The compute might be in the cloud, and then data orchestration kind of, syncs the data back and forth. And that's, that's, helps with taking 1 small step towards the cloud as opposed to, you know, this massive migration which can be, from what we hear, several years long process. So let me just pause there and, yeah, see if, the the the does that answer your question?
[00:14:43] Unknown:
Yeah. Definitely. And I'm wondering if you have any specific instances or an example topology of, either a customer that you've worked with or a story that you've heard from people who are either using Alexia or some of these other tools in this space to give a bit more of a concrete feel for somebody who is maybe still a little uncertain about how they might go about approaching this particular type of problem of having a constraint in terms of the amount of computer storage that they're able to access and then needing to be able to leverage some of these technologies to be able to expand their footprint and expand their capabilities?
[00:15:24] Unknown:
Yeah. Absolutely. Great question. So, actually, recently, a few weeks ago, I presented, with, DBS Bank, and Vitali from DBS Bank. He, we presented about this this use case about hybrid cloud. And they have, a large kind of storage system on prem where they're also running Aluxio with Spark and Presto on top. But, more related with our discussion here, there, there was they were facing these limited situations where there were new projects that were coming up. They needed to analyze data for new projects, and they just couldn't figure out how to do. The specific project that they were they started to look at was a call center project where they have, you know, hundreds of thousands of calls that come in. I think it, and over the year even, you know, even more so annually.
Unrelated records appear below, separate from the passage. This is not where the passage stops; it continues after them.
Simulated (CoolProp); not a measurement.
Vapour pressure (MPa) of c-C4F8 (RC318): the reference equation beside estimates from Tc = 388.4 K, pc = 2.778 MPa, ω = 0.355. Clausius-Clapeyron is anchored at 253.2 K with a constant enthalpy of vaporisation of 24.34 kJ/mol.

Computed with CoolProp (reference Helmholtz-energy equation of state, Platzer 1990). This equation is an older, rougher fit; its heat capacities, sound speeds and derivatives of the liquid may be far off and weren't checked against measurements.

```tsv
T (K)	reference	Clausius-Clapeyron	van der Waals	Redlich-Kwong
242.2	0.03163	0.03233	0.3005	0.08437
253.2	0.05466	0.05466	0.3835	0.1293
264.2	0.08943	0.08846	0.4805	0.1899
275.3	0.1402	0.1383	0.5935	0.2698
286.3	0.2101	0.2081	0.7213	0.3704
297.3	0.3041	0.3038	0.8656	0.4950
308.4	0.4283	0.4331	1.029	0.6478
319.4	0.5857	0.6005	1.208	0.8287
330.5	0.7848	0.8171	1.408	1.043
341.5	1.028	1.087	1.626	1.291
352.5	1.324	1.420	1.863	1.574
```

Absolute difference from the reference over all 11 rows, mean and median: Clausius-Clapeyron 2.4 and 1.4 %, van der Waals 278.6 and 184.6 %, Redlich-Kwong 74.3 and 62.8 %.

And this there's there's, transcripts. There's audio files. Right? And all of this needs to be analyzed in terms of, what are people calling in for? What are, what are the problems? What is the root cause? Can the customer experience be improved on? And they wanted to use machine learning to, to analyze this and figure out what these root causes were improving to improve the experience. And so they looked at a stack on AWS with, Amazon SageMaker, that, their data scientists used to actually write the models. The models then ran in PySpark on an AWS EMR cluster. And then, AWS, Aluxio was feeding this EMR cluster the the data which actually was coming from on prem, and this was only in memory. Because as a bank, being the largest bank in Southeast Asia, they have a lot of, restrictions about data in the cloud. PII information obviously cannot be moved over. But even even if data is moved, it can only live in memory, cannot be persisted. And so with, with this all these restrictions, they essentially run a Luxeo in memory, and they use it to sync data back and forth, the data that's needed, to run the this machine learning use case, in the Cloud. And and, as needed, they can burst their data, whether it's a 100 nodes or a 1000 node cluster. It's very easy to get going, because, you know, it's just a couple of clicks and it's very easy to get set up in the cloud. So no longer do you need to wait, you know, months for hardware to come in and so on.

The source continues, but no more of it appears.